Both Maddie and Mary are determined to get to the bottom of the matter. Maddie visits her husband in his ward, while Mary (who becomes the story’s central character) visits Dallas in custody. Between them, the two start to form a picture of what happened. The voice in Conor’s head, his belief that Tilly Crenshaw was buried alive, the mysterious force controlling the Nine and Dallas Teller’s thwarted attempt to slay them: all of these stem from a single phenomenon. The Crenshaws, and Crenshaw’s Children, are tainted with vampirism.
This novella shares a volume with “The Remainders”, a story whose psychic vampires that feed upon racism and strife mark a self-consciously modern update of the vampire theme. “Dallas Teller’s Kill List”, meanwhile, belongs to a strain of vampire fiction that goes back as far as Dracula.
The whole point of Bram Stoker’s novel is that the vampire is abroad in what was, at the time of publication, a modern urban environment as opposed to the hazy period settings used by earlier vampire authors like Polidori and Le Fanu. When Stoker’s time faded into history, it fell upon later generations of writers to apply his own methods to their own eras. Salem’s Lot by Stephen King (1975) is a famous example of a novel that transplants a Stokerian vampire into the late twentieth century; and with “Dallas Teller’s Kill List”, Peter Molnar applies his own update to the genre.
And these are very much vampires in the Dracula tradition, capturing the demoniac power and charnel-house grotesquery that is found in Stoker’s writing but diluted by film versions. But while the vampires themselves have survived the transition from the late Victorian era largely intact, their surrounding environment is very different: “Dallas Teller’s Kill List” locates its undead against a twenty-first century backdrop of school shootings, child predation and frank discussions of mental illness.

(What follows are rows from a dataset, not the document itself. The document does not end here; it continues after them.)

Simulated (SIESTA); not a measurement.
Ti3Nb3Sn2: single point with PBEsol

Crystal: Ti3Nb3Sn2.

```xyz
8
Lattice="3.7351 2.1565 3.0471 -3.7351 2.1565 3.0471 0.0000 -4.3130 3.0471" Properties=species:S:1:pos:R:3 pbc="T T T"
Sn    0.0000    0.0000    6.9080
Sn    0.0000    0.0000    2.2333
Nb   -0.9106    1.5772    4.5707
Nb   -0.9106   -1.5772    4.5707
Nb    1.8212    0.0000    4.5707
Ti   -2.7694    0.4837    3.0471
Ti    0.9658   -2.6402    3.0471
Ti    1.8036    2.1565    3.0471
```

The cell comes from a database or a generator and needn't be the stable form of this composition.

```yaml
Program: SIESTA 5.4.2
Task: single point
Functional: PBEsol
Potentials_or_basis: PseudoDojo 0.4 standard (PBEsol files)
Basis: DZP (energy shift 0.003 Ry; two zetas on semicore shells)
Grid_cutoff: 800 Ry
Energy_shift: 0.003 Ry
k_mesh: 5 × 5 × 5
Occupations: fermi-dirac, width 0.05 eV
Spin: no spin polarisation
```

The story never allows its supernatural elements to become cheap analogies for issues of mental health, as a lesser work may have done. Rather, the vampires serve to bring to the surface the problems that have been forced into repression by social stigma. When the school principal casually mentions his eight-year-old daughter taking Prozac, he is turning his face to a society that would rather not discuss such matters and instead allow them to rot and fester.
When the supernatural phenomena begins, long passages are taken up with characters discussing the psychological ramifications of familial breakdown. Conor Crenshaw’s father – the story’s vampire patriarch – left the family during his childhood, leaving Conor with guilt and shame at having possibly contributed to his father’s departure (an emotional thread tying back to “The Remainders”, whose protagonist faced similar guilt). In turn, the nine pupils become “Crenshaw’s Children” partly because they themselves lack fathers, a void that they feel a need to fill. The teacher’s unhealthy relationship with his pupils has obvious parallels with sexual predation, and the story is not coy about addressing these: prior to finding that the vampires are genuine, Mary is convinced that Conor is an abuser.
Meanwhile, Mary turns out to have a mental illness of her own, one that is the cause of much personal shame and embarrassment; and when she gets close to the truth, it also provides ample means for her opponents to gaslight her into silence. Her status as a single mother with an autistic eight-year-old daughter is still another point of vulnerability. Faced with stigma where she should have been given support, Mary must hold herself together long enough to take on the monsters plaguing the town.
All of this makes for a successful update of the Stoker template: the vampires are still the grisly revenants of folklore, while the story makes full use of its contemporary setting. Between this novella and “The Retainers”, Rhapsody in Red shows that the traditional vampire still has plenty of value.